How do I choose a fly rod?
Start by determining which weight of fly rod you need, based on your target species. If you’re interested in mid-sized or larger trout, look for a 4-, 5-, or 6-weight fly rod. For bass, look at a 6- or 7- weight fly rod. Steelhead and salmon will require a 7-, 8-, or 9-weight fly rod.
Then think about length. Rods in the 8’6” and 9’ range are the most versatile and most common. But small stream anglers tend to like easy-to-maneuver rods in the 6’ to 7’ range.
Finally, consider other aspects of your fishing to determine which rod will suit you best. Orvis designs and produces fly rods that fulfill the specific needs of expert anglers, as well as affordable, incredibly well-made fly rods that welcome newcomers to the sport.
What Does the Weight of a Fly Rod Mean?
The weight of a fly rod is the size of the fly line that rod is designed to cast. Heavier lines can be cast farther; can cut through wind on open saltwater flats and big rivers; and can help punch bigger and heavier flies through the air. Heavier lines put more force on a rod, and thus require a sturdier fly rod. Lighter-weight lines allow for delicate presentations of smaller flies, and so lightweight fly rods are built with precision presentation in mind. Choose your rod weight and fly line weight based on which type of water you’ll primarily be fishing. You can get by within 1 to 2 weights of the ideal rod/line weight for a piece of water. So if you’re fishing a big river for big trout and should be using a 6-weight rod and line, for example, you could get away with a 5- or 7-weight.

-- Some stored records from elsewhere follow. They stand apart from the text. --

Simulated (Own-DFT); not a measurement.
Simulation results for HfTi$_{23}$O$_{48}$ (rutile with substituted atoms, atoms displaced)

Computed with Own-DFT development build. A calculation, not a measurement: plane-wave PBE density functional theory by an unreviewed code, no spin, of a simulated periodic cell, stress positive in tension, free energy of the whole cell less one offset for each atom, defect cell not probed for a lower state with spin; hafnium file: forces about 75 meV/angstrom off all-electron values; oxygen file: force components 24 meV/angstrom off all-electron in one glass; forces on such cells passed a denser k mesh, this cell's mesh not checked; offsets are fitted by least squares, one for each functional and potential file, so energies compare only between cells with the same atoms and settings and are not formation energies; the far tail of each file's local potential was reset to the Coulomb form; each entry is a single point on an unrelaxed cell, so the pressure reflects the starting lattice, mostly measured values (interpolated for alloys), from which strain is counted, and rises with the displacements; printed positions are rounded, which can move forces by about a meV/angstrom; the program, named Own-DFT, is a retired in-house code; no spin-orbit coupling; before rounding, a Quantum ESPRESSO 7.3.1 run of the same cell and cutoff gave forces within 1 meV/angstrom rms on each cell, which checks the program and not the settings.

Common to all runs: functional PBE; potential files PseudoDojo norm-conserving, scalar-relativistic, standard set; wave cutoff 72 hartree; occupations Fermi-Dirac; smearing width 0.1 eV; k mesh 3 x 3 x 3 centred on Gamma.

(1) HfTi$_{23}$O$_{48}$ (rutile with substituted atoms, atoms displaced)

What is the best all-around fly rod weight?
The best all-around fly rod weight for freshwater is a 4-, 5-, or 6-weight in 8’ 6” or 9’ lengths, and for saltwater an 8- or a 9-weight in a 9’ length. A tremendous variety of fishing can be accomplished with these options.
Which Orvis Fly Rod Should I Use?
• Helios 3
If you’re an experienced angler who demands precision and accuracy, explore our Helios 3 line of fly rods. We engineered the H3 to reduce the variables and harness the energy behind each cast—translating to impressive accuracy. No window is too small for this precise rod, thanks to the increased hoop strength that reduces vibration for a truly accurate cast. Place flies right where you want them—every time—with the enhanced power and pinpoint accuracy of our Helios 3 fly rods. Cast the Helios 3D if you’re looking for reliably easy distance; it blends unmatched power with incredible accuracy. For tricky water, spooky fish, and tiny dries, rely on the finesse-focused Helios 3F, which will consistently present a fly at 60 feet, with a delicate presentation and surprising sensitivity. The Helios 3 offers power, accuracy, and feel, whether you’re fishing a stream or the flats.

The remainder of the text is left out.